Getting Grandfathered
Paul Kando
A new PUC rule would grandfather all existing net-metering utility customers with solar photovoltaic panels on their roofs, and any who install a solar system before January 1, 2018, for 15 years. Their net metered credits would stay as they are today. However those who wait until 2018 to install solar panels would see the credit gradually reduced over time.

photo credit: Revision Energy
New utility customers who install solar over the next 10 years would have the credit on the transmission and distribution portion of the electric bill gradually decreased. For instance: After January 1, 2018, a new net-metered customer would be credited 90% on the transmission and distribution portion of his/her bill, each year, for 15 years. Full credit would still apply on the supply portion of the bill. The new rule would apply only to solar installations at people’s homes. Larger-scale “community solar projects”, in which homeowners may buy shares, are not affected.
Net metering is a decades-old rule based on 1970s federal legislation. It requires utilities to credit the electric bills of small energy generators at the full retail price of all the electricity they send into the grid. These homeowners continue to be credited as long as they supply the power. In Maine this arrangement has been the rule since the 1980s and helped jump-start solar when the technology was new. But panel costs have fallen in recent years and are projected to drop more in the near future.

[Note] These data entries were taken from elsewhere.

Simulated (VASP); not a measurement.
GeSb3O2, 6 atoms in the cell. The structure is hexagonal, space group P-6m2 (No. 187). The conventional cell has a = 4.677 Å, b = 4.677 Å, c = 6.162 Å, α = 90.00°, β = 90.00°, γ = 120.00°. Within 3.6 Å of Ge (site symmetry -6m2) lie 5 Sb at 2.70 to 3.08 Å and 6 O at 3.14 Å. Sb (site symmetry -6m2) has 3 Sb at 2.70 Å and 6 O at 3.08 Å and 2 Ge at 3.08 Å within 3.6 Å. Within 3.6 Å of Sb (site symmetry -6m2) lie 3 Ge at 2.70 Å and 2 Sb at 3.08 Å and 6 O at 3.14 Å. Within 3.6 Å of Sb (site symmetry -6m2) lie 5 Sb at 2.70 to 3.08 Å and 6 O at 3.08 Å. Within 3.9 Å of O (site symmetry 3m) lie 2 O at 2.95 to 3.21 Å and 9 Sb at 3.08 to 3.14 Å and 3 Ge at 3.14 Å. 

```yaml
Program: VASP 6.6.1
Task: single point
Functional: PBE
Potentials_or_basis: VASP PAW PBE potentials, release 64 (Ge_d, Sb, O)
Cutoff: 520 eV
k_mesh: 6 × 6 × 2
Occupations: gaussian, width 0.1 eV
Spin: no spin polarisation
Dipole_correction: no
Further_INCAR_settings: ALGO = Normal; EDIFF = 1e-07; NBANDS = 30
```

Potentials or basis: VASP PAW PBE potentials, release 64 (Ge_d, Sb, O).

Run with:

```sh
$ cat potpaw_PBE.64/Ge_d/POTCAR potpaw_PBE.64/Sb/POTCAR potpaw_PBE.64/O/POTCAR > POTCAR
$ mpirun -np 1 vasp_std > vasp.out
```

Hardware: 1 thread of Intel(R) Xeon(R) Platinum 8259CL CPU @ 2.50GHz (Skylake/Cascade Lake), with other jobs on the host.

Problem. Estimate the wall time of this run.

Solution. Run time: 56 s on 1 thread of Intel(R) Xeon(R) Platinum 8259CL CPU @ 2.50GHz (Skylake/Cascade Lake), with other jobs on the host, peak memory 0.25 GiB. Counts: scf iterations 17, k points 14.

Therefore utilities and some policymakers say it’s time to reduce the credit. As solar’s popularity grows, they say, the payments are shifting the cost of serving homes and small businesses with solar panels onto other customers. Not true: according to a 2015 study published by the PUC documented that the value of solar electricity produced in Maine is actually greater than the cost of electric service, and thus it is a net benefit to the power grid.
As long anticipated, the Legislature is stepping in. Aided by clean-energy advocates, the utilities and others, lawmakers have drafted several bills this session dealing with various aspects of solar energy, including net metering. However, often overlooked in this debate is the fact that home-based solar systems are financed 100% by their owners and the excess electricity they generate enriches the power grid. Compensation, therefore, be it by cash or credit, is a matter of equity and fair business practice.
The ideal and fairest outcome of legislative efforts would be to preserve the current net metering status quo. It is fair compensation for power provided and also an incentive to go solar in the public interest. Still, from a homeowner perspective, it seems wise to act as if the new PUC rule would prevail. Smart home owners should have their solar panels installed before December 31 2017, in order to qualify for the full benefit of net metering, grandfathered for the next 15 years. By that time their initial solar investment should be amortized. (Not to mention 2 lbs/kWh of CO2 not emitted into the atmosphere.)